There are times in running your business where you need to make some strategic decisions that may not be popular with your customers and partners. When these instances occur it is from my experience one of the hardest things you’ll ever have to manage.
There are two things that you’re effectively dealing with:
1) The impact of the changes you’re trying to make in your business; and,
2) The perception and response from customers and partners.
Let me share with you an example from one of my own businesses a few years back.
When we started our content creation business, we set the prices too low. It was a mistake and as a result, all of our production capacity was consumed very quickly. Our partners saw the quality of our work, looked at the pricing and just bought as much as we could sell. Our actual direct customers really didn’t get much of a chance because every time we had spare capacity, one of our partners would buy it all up.

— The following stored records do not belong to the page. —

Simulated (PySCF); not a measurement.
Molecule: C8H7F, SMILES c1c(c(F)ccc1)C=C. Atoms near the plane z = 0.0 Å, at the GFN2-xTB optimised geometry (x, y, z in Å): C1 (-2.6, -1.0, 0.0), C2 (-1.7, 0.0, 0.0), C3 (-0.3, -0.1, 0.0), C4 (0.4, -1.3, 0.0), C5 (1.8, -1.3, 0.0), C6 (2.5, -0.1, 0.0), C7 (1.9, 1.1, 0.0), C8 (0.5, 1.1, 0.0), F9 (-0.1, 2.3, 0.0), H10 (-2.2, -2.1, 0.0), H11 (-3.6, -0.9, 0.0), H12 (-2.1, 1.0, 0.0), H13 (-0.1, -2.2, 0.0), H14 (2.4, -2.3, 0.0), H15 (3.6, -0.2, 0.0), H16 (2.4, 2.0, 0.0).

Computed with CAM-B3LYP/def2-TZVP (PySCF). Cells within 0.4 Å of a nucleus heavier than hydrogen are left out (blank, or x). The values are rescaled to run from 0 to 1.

Not only that, but our pricing was so low that we weren’t able to get the kind of ROI we wanted on doing the work. That was our fault, we made a mistake, but that said it wasn’t sustainable so we needed to change.
Our options were pretty simple: we could lower the quality of the content we were providing allowing us to find more writers at cheaper prices and increase capacity or we could increase our prices and maintain our quality standard.
The simple answer was that we decided to increase our prices by over 400%. We knew that this would result in some of our partners not continuing with us and maybe even see us lose a ton of business. The risk was worth it because the business was teetering on the edge of failing through low margins anyway.
I wrote an email to all of our partners and a separate letter to all of our customers and prospects.
The partner letter spelt out that we were removing preferential partner pricing and increasing the prices fourfold. I explained the rationale and the logic and told them that we would be honouring all existing orders but future orders would be at the new price.
The customer and prospects letter talked about how we’d been overwhelmed by the response, didn’t have the capacity to fulfil requirements at the low price point and that we felt out service was underpriced and worth more. We said we expected to lose a lot of customers but that would open up capacity and so people who were interested in buying content at the new pricing could join a waitlist.
The responses to those letters were fascinating.
For the sake of this email, I’ll filter out the stuff cheerleader emails and the people who were pissed off about the price increase and focus on the “advice” I was given.
Most of it was nonsense. Let me be clear about that right off the top. I received a ton of unsolicited advice from people about how to run my business better and most of it was steaming garbage.
I remember thinking how the stupidity of some of the harebrained ideas were so silly that implementing them would make things considerably worse. It was crystallising for me because I realised that I was on the right path.
That may not sound logical, but here’s the thing… Most of your customers and business partners don’t have clue one about how to successfully run your business. In fact, they have less than a clue. They have no experience and no context so their feedback is generally uneducated opinions based on a murky understanding of what is going on. Most of the time their opinions are emotive and based on their own wants.
I get advice all the time on how to do something better or about other things I should do in my business. I read all of it and give it some thought. That may sound counterintuitive based on what I just said, but I’m certainly not arrogant enough to think I have a monopoly on good ideas.
You never know when someone is going to share with you an absolute gem of an idea.
However, I dismiss about 99.5% percent of all the ideas and suggestions people send me because for the most part, they’re not great ideas.
You need to run your business in a way that suits you and delivers on your requirements ahead of everyone else’s. Yes, you need to serve an audience, solve a problem and offer value to people, but that all has to be done in the context of that being in your mutual best interest.
When you allow the inmates to run the asylum, you have crazy people making decisions and that never works out well.